Re: Updates of SE-PostgreSQL 8.4devel patches (r1268) - Mailing list pgsql-hackers

From Zeugswetter Andreas OSB sIT
Subject Re: Updates of SE-PostgreSQL 8.4devel patches (r1268)
Date
Msg-id 6DAFE8F5425AB84DB3FCA4537D829A561CEA715FCF@M0164.s-mxs.net
Whole thread Raw
In response to Re: Updates of SE-PostgreSQL 8.4devel patches (r1268)  (Bruce Momjian <bruce@momjian.us>)
List pgsql-hackers
> If we use some type of integer, I suggest using this structure for
> pg_security:
>
>     CREATE TABLE pg_security(
>         relid oid,
>         secid int2,
>         secacl aclitem[],
>         secext TEXT
>     );
>
> This allows the per-row value to be a simple int2.  It also improves
> maintenance because rows are associated only with a specific table;
> unused values can then be removed more easily.  And it allows both
> secacl and secext security to be specified.

I do not expect that the number of unique combinations of "rights"
strongly varies between the tables. Thus I think creating pg_security rows per table
would vastly increase the size of pg_security.
The expected size of pg_security is small in the current implementation.

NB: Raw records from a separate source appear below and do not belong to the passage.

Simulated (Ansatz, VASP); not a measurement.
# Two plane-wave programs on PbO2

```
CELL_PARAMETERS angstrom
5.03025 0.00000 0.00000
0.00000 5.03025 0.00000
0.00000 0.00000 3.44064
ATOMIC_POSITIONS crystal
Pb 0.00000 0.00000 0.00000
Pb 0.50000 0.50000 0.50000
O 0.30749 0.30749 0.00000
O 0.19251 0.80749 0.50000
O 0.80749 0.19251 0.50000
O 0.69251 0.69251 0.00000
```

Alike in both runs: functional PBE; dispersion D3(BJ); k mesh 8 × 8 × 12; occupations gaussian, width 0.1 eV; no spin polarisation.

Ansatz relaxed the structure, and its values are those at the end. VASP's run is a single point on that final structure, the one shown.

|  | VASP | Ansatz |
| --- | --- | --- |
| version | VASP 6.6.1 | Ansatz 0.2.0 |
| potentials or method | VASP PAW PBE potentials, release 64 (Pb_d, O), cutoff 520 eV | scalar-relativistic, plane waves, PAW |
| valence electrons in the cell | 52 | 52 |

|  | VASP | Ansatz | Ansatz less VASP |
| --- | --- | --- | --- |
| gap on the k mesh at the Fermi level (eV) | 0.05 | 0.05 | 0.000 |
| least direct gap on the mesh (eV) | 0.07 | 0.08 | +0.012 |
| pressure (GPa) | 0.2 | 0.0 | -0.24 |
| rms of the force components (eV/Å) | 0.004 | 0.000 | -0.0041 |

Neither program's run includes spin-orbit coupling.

Example: security_context = "top_secret_t"
With above schema you need one row in pg_security for each table that has "top_secret_t" rows.
The current implementation only needs one row for this, which is imho better.

CREATE TABLE pg_security(    secid serial,     secacl aclitem[],     secext TEXT);

May be ok, but I am with KaiGai, that it is not obvious how to update the
security context syntactically when using 2 subsystems simultaneously.
But using, restricting and selecting is easy.